The last goodie of the day was found as we were driving back to the town when a Brown-backed Mockingbird appeared beside the road and prompted a hasty exit from the coach. All that was left was the long drive to La Paz and the ensuing traffic chaos but finally we arrived at a lovely hotel where we’d be staying for the next 3 nights.

Sunday, 4 November 2012

Cerro Tunari


Following a later than usual breakfast we drove through the suburbs of Cochabamba and headed up into the highlands of Cerro Tunari. 

Cerro Tunari

Cerro Tunari

With many potential new species on offer it was with a good deal of excitement that we made our first stop and sure enough we were not to be disappointed with Rufous-sided Warbling-finch, Grey-hooded Parakeet and the endemic Grey-bellied Flowerpiercer all seen easily. A Giant Hummingbird was also present and perched below us, the first of many White-winged Black Tyrants showed well and Band-tailed Seedeater was slightly less impressive but when a spectacular Red-tailed Comet appeared behind us there was no doubt that it would be bird of the day….. 

Grey-hooded Parakeet

Moving higher up through the scenic valley we found Bare-faced Ground-dove and Rusty-vented Canastero before checking out our first area of Polylepsis forest. Feeding around the branches of one such tree were both Tawny and Brown-capped Tit-spinetails, both of which were frequent sightings throughout the day. A few people were lucky enough to catch sight of a pair of Andean Tinamou (our 5th tinamou species of the trip) scuttling for cover but everyone was distracted when a very colourfully plumaged Golden-breasted Woodpecker (flicker) was found on the other side of the road and the tinamous were promptly forgotten. The same site also gave us a pair of White-browed Chat-tyrants and a small bird skulking in the bushes proved to be a Cinereous Conebill. The scenery from here on was getting better and better with impressive mountains all around and the birds kept on coming. The Holy Grail (according to Malcolm) of Bolivian Blackbird duly fell under our relentless pursuit of lifers as a few birds fed on the slope below us. A mountain stream looked good for something and sure enough Paul picked up a Torrent Duck and there was also White-winged Cinclodes – although this should be referred to as Creamy-bellied Cinclodes, a recent split. 

High up on Cerro Tunari

Further on, a Rufous-bellied Saltator was found, before we drove right up to 4100m and the puna zone which was totally devoid of any ground-tyrants, so we headed back down to more promising terrain. 

Bar-winged Cinclodes

David spotted a White-winged Diuca-finch perched on a rock and a Bar-winged Cinclodes was watched as it brought juicy worms into its nest tucked under a bridge. Moving lower a Streak-fronted Thornbird was seen building a nest on the hillside above us and then a Rock Earthcreeper was called in to give outstanding views, and a Plain-coloured Seedeater was also found. 

Rock Earthcreeper

As we ate our lunch on the bus due to a heavy shower, a D’Orbigny’s Chat-tyrant appeared beside us, and fortunately the rain stopped and we walked along the road checking various patches of Polylepsis for Giant Conebill, which never materialised. However, more new birds were found with stunning Cochabamba Mountain-finches, both Peruvian and Black-hooded Sierra-finches, better views of the saltator and other previously seen species. 

Cochabamba Mountain-finch

When an Olive-crowned Crescentchest began calling we didn’t hold out much hope as earlier in the day we had tried another singing individual without any luck whatsoever. Unbelievably, this bird did respond and came a long way down the hillside and we were fortunate to watch a pair feeding on the ground for a few minutes, What a stunning bird and it duly knocked the comet off its perch for bird of the day. Even better was to come a short while later with a singing bird at point-blank range just a little further on. Wow! 
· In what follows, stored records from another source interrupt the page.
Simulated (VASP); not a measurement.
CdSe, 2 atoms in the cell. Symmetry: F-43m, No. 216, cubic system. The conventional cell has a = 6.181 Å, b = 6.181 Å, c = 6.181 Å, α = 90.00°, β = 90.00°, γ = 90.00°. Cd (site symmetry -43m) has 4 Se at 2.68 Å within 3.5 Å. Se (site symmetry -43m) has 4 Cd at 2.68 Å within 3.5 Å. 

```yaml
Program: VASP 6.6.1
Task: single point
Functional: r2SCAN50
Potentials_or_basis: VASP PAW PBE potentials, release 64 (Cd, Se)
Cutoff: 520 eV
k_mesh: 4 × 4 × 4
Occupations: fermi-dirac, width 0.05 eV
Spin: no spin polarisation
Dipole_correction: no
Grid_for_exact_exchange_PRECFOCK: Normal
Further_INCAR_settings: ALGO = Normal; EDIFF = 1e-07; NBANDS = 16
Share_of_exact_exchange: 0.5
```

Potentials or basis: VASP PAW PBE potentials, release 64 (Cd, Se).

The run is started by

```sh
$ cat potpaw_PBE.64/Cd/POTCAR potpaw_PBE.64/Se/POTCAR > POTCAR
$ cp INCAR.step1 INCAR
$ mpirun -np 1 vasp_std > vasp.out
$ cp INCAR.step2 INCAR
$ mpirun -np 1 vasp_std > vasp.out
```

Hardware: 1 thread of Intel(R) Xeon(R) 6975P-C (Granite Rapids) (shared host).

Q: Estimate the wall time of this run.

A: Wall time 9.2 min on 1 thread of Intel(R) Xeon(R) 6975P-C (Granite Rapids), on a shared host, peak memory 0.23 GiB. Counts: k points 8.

Olive-crowned Crescentchest

We finished the day with brief views for some of Bolivian Warbling-finch and a Cordilleran Canastero, before returning to the hotel with plenty of lifers safely tucked under our belts and a good suntan!

Friday, 2 November 2012

Return Journey to Cochabamba

We headed up into the cloud forest on our way back to Cochabamba this morning and our first stop gave us several cool-looking Inca Jays, Blue-naped Chlorophonia, Bolivian Brush-finch, Blackburnian Warbler, Andean Guan, Cinnamon Flycatcher and best of all, an obliging Blue-banded Toucanet


Bolivian Brush-finch


Blue-banded Toucanet

Next up was a flyover Double-toothed Kite which we noticed whilst watching a White-capped Dipper feeding alongside a tumbling mountain stream. It wasn’t looking too good for our chances of the endemic Black-throated Thistletail as we tried a few spots without any joy, although Glossy-black Thrush was new for some and a Streak-throated Bush-tyrant was new to our list. However,  after much searching Miguel finally ‘pulled the rabbit out of the hat’ when he found a skulking thistletail and it gave decent views for all of us in the end. At the same area some of the group managed glimpses of Rufous-faced Antpitta and a migrating Swainson’s Hawk was a surprise flyover here. We then spent the majority of the day before the rain came in, along the side-road at Tablas Mountain and during lunch we finally nailed a pair of awesome Hooded Mountain-toucans which posed perfectly on moss-encrusted trees. 


Hooded Mountain-toucan

There was also Rust-and-yellow Tanager, Bolivian Tyrannulet, Sharp-tailed Streamcreeper, perched Black-winged Parrot, Rufous-bellied Bush-tyrant, Spectacled Whitestart and plenty of other common species. 


Spectacled Whitestart

The clouds then descended and heavy rain set in by mid-afternoon so we headed over the pass and down to Cochabamba. 

Thursday, 1 November 2012

Carrasco National Park


We spent the day in Carrasco National Park beginning just after breakfast with lots of Yellow-rumped Caciques, Magpie Tanager, Dusky-headed Parakeet, Pale-breasted Thrush, Blue-grey Tanager and the not-so splendid delights of a female Double-collared Seedeater. Approaching the Park HQ we called in a cracking pair of Chestnut-tailed Antbirds, then had the superb Paradise Tanager and not that pretty Speckled Chachalaca

Paradise Tanager

We then had to cross the river in a ‘cable car’ that was pulled across by hand, by our local guide and so gain entry into the park. Once inside this excellent forest, birding was rather slow but we still picked up another Flammulated Pygmy-tyrant, both Sepia-capped and Yellow-olive Flycatchers, Red-crowned Ant-tanager, Red-headed Manakin and Rufous Motmot


Oilbirds

But our main purpose was to visit a secluded cave where a colony of Oilbirds could be seen. And what strange birds they are, but we had superb views of at least fifteen birds including a chick on a nest. This was one of the major highlights of the tour so far for me, a lifer and a bird i'd always wanted to see. Don't get many of those in Asia! 

Sunbittern on a nest

Tearing ourselves away from here we saw a few bats in another cave before getting to grips with Black-faced Antthrush and a Tawny-crowned Greenlet before returning to the Park HQ for our lunch. The afternoon was a bit of a washout as it rained pretty much most of the time, but we did pick up Red-legged Honeycreeper, and found a Sunbittern on a nest with a small chick before getting back to the lodge quite early and the chance for a good rest.